Thailand prepares evacuation in northern provinces as Mekong water level rises

In north-eastern province of Ubon Ratchathani, flash floods submerged several communities along its banks.
In north-eastern province of Ubon Ratchathani, flash floods submerged several communities along its banks.PHOTO: THE NATION/ASIA NEWS NETWORK

BANGKOK (XINHUA) - The Thai government has instructed the governors of all northern provinces to prepare to evacuate residents as water level in the Mekong River continues to rise.

Before noon on Tuesday (July 31), the Mekong River has burst its banks, allowing water to flow into riverside areas of Mukdahan Province.

Mukdahan Governor Paithoon Rakprathet said the water level at the Mukdahan hydrographic centre was measured at 12.54 metres, four centimetres higher than the designated "maximum level" of 12.50 metres.

At the Indochina Market, hundreds of shops moved their goods to higher grounds.

"Aside from the monsoon floods, water discharged from Nam Ngum 5 Dam in Laos into Nong Khai Province has also increased the water mass in the river," said Paithoon, "and because of this, we had to declare the districts of Muang and Dong Luang as flood disaster zones."

Col Boonsin Padklang, commander of the military peace-keeping force in Mukdahan, has deployed soldiers to help flood victims.

Military trucks have been sent to flood stricken areas to transport residents out and into higher grounds.

Meanwhile the Disaster Prevention and Mitigation Department on Tuesday announced warnings that 20 northern provinces are at risk of a flood disaster due to high cumulative rainfall.

Chiang Rai and the six north-eastern provinces of Mukdahan, Nakhon Phanom, Sakon Nakhon, Yasothon, Roi Et and Ubon Ratchathani were especially prone to flash floods as a result of continuous heavy rainfall in northern and central Laos.
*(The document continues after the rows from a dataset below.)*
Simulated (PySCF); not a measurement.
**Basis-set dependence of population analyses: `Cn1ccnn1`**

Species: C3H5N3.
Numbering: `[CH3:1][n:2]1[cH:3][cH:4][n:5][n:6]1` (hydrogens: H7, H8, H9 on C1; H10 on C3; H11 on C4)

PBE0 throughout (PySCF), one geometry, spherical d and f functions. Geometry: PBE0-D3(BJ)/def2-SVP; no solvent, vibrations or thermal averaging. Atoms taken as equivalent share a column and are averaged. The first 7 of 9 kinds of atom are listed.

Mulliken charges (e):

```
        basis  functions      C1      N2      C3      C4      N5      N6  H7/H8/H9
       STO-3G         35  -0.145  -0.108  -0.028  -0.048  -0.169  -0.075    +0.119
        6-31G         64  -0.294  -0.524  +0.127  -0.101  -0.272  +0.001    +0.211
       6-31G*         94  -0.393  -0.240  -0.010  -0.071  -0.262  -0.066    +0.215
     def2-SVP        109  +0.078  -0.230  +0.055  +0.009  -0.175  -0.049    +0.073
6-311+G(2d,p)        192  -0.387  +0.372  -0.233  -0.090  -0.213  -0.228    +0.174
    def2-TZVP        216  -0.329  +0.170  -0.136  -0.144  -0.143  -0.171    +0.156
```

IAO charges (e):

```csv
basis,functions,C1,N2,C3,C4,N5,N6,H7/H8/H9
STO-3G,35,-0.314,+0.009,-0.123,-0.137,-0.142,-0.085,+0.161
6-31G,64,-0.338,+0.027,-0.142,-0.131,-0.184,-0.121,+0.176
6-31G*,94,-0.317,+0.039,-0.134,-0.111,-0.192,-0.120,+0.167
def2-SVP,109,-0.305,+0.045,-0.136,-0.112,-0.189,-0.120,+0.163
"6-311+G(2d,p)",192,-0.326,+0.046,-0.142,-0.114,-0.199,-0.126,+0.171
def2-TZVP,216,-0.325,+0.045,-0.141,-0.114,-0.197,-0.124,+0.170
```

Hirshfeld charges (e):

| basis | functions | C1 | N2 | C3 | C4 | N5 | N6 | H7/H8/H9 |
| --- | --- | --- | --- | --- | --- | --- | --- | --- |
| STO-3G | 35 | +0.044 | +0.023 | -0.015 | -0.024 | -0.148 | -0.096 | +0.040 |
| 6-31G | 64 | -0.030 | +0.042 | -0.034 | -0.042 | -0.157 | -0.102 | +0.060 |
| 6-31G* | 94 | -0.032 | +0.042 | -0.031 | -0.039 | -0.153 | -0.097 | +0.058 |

On Monday night, flash floods in Chiang Rai's northernmost district of Maesai displaced 500 households, according to the Disaster Prevention and Mitigation Department.

Last Saturday, a mudslide in another northern province killed a family of eight and forced more than 200 residents into temporary shelters.

In north-eastern province of Ubon Ratchathani, flash floods submerged several communities along its banks.

Officials said the water level has risen an average of 40 to 50 cm per day.

On Monday, an officer from the national power utility said the Vajiralongkorn Dam in Kanchanaburi province was at 78 per cent capacity, its highest level in 34 years.

Thailand's national weather agency said that about 70 per cent of the north and north-east will see thunderstorms for the rest of the week while less rain is forecast for the rest of the country through Saturday.

Flooding usually peaks around October.

The last mega flood in Bangkok was at 2011, causing billions of baht in damage.